DCHS softball light updates look to be delayed once again.

By MARINA WATERS

Staff Writer

mwaters@heraldandtribune.com

The softball lighting replacement project at David Crockett High School has been put on hold.

The Washington County Board of Education unanimously rejected the two bids it received for the project at its Sept. 5 meeting after setting aside $150,000 from the school system’s fund balance for the light replacement in November. The two bids for the project came in around $100,000 over the available amount.

“The (facilities) committee looked at bids for the softball lighting,” board member and facilities committee chairman Todd Ganger said. “We had two bids. They came in $100,000 over what we allotted and the other was just under $100,000 of what we had allotted. The committee approved rejecting those bids.”
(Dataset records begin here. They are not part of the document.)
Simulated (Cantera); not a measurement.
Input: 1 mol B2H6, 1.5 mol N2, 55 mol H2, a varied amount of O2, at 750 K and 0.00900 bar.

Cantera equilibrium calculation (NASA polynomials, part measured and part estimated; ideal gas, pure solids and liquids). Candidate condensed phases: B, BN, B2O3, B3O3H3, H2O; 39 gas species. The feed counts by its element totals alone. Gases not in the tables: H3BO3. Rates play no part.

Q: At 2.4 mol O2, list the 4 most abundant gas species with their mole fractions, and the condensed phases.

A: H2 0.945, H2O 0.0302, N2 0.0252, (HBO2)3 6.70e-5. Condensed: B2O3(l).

The school system’s maintenance supervisor, Phillip Patrick, said the project was fully engineered by Beeson, Lusk and Street, but after soil borings, a technique used to survey soil by taking several shallow cores out of the sediment, the architect discovered the soil was not conducive to simply setting new poles in the ground.

“They found some unsuitable soil,” Patrick said. “So instead of drilling the holes, setting posts and tapping them in, there must be what we call a floating form or an (area) that is actually 8-by-8-by-4 feet deep. Then they bolt the pole to it so that the poles do not fall over. That’s where the expense came from.”

Patrick said from here he plans to explore options on BuyBoard, a site that provides products and services to local governments across the country. Patrick reminded the board that BLS would have to be paid for their engineering work as well.

The Pioneer softball field is currently lit by six poles with mercury vapor lamps, which are outdated and make it hard to find replacement fixtures, Patrick said at a previous meeting. He also said the poles were placed by the Jonesborough Little League over 20 years ago.

At previous meetings, school officials have said the lights created a safety hazard and were outdated, especially in comparison to the neighboring baseball field lights.

“What they have right now is unsafe,” Ganger said at the November meeting when the board set aside the funds for the project. “We need to fix it. The board needs to be proactive. They’re having trouble finding bulbs for them when the lights do go out. Even if it’s the end of the next softball season, we need to get that done. It’s been long overdue. It’s an embarrassment for those girls.”

“The current lights are just not sufficient,” Director of Schools Bill Flanary said to the county’s Health, Education and Welfare Committee last year. “More importantly, the boys baseball field is well-lit.”

County officials have also said the lights, if not fixed, could be in violation of Title IX, the civil rights law that requires both male and females are given equitable opportunities to participate in sports.

At the board’s facilities meeting on Sept. 3, board member Chad Fleenor asked about improving the accessibility to the Daniel Boone and David Crockett’s softball fields. Patrick said a plan is in process to make the sidewalks more accessible, though Boone’s walkway would take more in-depth work.